At any rate, I was pleasantly surprised to discover that looking back over the lady year was not quite the chore I feared it would be. Maybe it is a Sign of good things to come.

Weary

•November 7, 2019 • Leave a Comment

Clearly, I shouldn’t be allowed to stay up past my bed time. I stayed up reassembling my manuscript last night in order to send it off to an agent who had requested it: and I succeeded in doing so- the story is now back in one piece- but I am DRAGGING today. Partly I’m blaming the weather: it is damp and threatening rain so my whole body feels heavy and achy. Nothing seems quite able to shake it: coffee, energy shot, power napping, exercise… I’m just going to have to muddle through.

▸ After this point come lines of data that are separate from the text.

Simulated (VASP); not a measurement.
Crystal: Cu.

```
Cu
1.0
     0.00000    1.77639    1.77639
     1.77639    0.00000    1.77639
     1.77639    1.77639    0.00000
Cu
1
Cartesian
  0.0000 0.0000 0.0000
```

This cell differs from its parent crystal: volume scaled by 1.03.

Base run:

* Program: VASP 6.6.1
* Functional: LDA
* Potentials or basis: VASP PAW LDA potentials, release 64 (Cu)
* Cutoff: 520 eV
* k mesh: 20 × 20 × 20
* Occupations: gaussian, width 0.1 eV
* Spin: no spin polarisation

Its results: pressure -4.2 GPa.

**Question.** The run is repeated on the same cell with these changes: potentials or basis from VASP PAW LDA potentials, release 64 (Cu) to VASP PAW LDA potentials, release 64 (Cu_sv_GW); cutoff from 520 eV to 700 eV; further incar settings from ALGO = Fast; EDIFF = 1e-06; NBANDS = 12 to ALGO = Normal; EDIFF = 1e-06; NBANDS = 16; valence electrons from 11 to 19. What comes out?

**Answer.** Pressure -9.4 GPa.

My mood continues to be pretty good: if I make it through today it will be five days in a row of good humor. I’m making an effort to appreciate it as much as I can while it lasts. The only dark cloud at the moment is worry about the cat who has gotten quite thin lately. She’s getting on in years, and hasn’t been eating much lately so I always worry it is a Sign of something. I made an appointment to take her to the V-E-T on Saturday for an annual checkup, but worry about how bony she has become. Her energy seems low, but her affection and appetite seem high. We’ve gotten into the (probably bad) habit of letting her have little table scraps of meat and butter in the hopes of giving her a little padding, but it doesn’t seem to have helped. It’s possible that the dry cat food has been making her constipated, but we’re out of it at the moment so I’ve been giving her little dollops of canned tuna. Unsurprisingly, she is loving it and keeps licking the plate clean. So, I might have created a monster, but at least she’s eating something.

Anyway, that’s my life right now. What I wouldn’t give for a nap…

First Request!

•November 6, 2019 • Leave a Comment

I got my very first request from an agent willing to read the full manuscript of my novel! This was a thrilling way to start the day, followed abruptly by a sudden surge of panic as I realized that the whole middle section of the book is currently “under construction” after my most recent round of cuts. My saving grace is thefact that I won’t be able to send the manuscript until this evening when I get back home. This buys me most of a day to smooth over the rough edges and put everything back into its place. And having a deadline is extremely motivating- which is very helpful in forcing me to make decisions. I can always tinker with them later.

So, the news is good, but it still doesn’t feel real. A request for a manuscript isn’t the same thing as an offer, but it’s definitely a big step forward. Just getting a literary professional to say they’re willing to read my work is a Big Deal to me. With luck, this reader will be able to point me in the right direction on how to proceed from here: now that I’m getting into unfamiliar territory. I don’t really know how the path is supposed to go from here- up until now my whole goal was “finish writing my novel” followed by “get published” as if there were simple tasks on a to do list.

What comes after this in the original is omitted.